Happy New Year! I hope that all readers of the Helensville Community News have had a great start to 2024.
I am enjoying being back at work now, after travelling post-Christmas to visit extended family in South East Asia.
I had visited Singapore and other nations in that region many times since I first joined the Navy but that was more than 20 years ago now.
Every city that I visited is much changed since that time but I wonder if the same can truthfully be said of NZ (in a uniformly good way) in the intervening couple of decades.
I certainly couldn’t help but feel as though residents of those cities have seen a lot more progress than northwest Auckland ever has. There is more planning evident in Singapore’s airport alone, for example, than in all of Auckland ... and certainly in northwest Auckland.
While I was not travelling for work purposes, naturally I was taking mental notes about things that they do well overseas that we do poorly at home in terms of planning, transport systems etc. It would be impossible for any of us not to make those kinds of comparisons, I suspect.
Of course this is not to say that New Zealand is not an exceptional country. I’m genuine when I say that I think we have the best little country on earth.
But, if we are honest with ourselves, much of the charm here lies in our natural advantages, rather than the result of any good planning or policies implemented by central government. Indeed, you could make a case that New Zealand remains a pretty good place to live despite, not because of, the efforts of government actors (whether elected officials or agencies) in the recent past.
States like Singapore seem to have a very permissive regime when it comes to allowing the private sector get on and build commercially, albeit within very well-defined parameters of planning and land use.
In New Zealand, by contrast, often we have these things the wrong way around: very loose notions about what can be done in different areas, and then we make it hard for people to do it. The worst of both worlds!

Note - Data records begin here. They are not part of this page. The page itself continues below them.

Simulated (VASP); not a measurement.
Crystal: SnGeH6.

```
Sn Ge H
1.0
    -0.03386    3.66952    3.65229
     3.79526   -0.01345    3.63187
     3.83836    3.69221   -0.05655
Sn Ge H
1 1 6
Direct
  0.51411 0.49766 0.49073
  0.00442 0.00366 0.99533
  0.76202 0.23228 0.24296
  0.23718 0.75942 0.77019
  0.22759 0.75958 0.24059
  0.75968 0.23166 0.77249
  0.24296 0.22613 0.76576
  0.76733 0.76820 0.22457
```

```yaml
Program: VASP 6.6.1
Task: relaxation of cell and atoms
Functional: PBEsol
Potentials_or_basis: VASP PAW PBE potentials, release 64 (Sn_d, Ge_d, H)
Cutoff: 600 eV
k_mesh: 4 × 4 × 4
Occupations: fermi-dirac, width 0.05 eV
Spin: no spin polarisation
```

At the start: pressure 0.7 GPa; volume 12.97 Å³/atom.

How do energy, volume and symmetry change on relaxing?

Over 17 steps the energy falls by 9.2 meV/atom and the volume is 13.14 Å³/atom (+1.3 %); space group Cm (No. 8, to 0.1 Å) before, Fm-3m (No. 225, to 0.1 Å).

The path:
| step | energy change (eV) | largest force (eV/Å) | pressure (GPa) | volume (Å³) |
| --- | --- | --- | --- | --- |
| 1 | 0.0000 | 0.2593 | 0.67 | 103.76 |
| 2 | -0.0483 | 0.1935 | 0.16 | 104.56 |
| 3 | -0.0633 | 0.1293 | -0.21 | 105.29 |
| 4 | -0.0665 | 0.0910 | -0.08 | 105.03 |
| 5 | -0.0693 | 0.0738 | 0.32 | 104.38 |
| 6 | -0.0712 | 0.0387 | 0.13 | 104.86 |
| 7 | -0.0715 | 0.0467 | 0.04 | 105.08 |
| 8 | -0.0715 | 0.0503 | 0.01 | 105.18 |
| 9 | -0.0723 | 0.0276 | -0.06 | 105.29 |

If you don’t believe me, look out of the window while sitting in Kumeu or wherever else you may be reading this column. I bet you are not much more than a stone’s throw away from gridlocked traffic in an area of ad hoc growth.
In making arguments for northwest Auckland to get a better deal on transport, I realise that we are not about to get Singapore’s mass rapid transit system; population density is an obvious point of difference.
But we can at least get much better than we have now, surely. The first full year of the new government has now begun; wish me luck!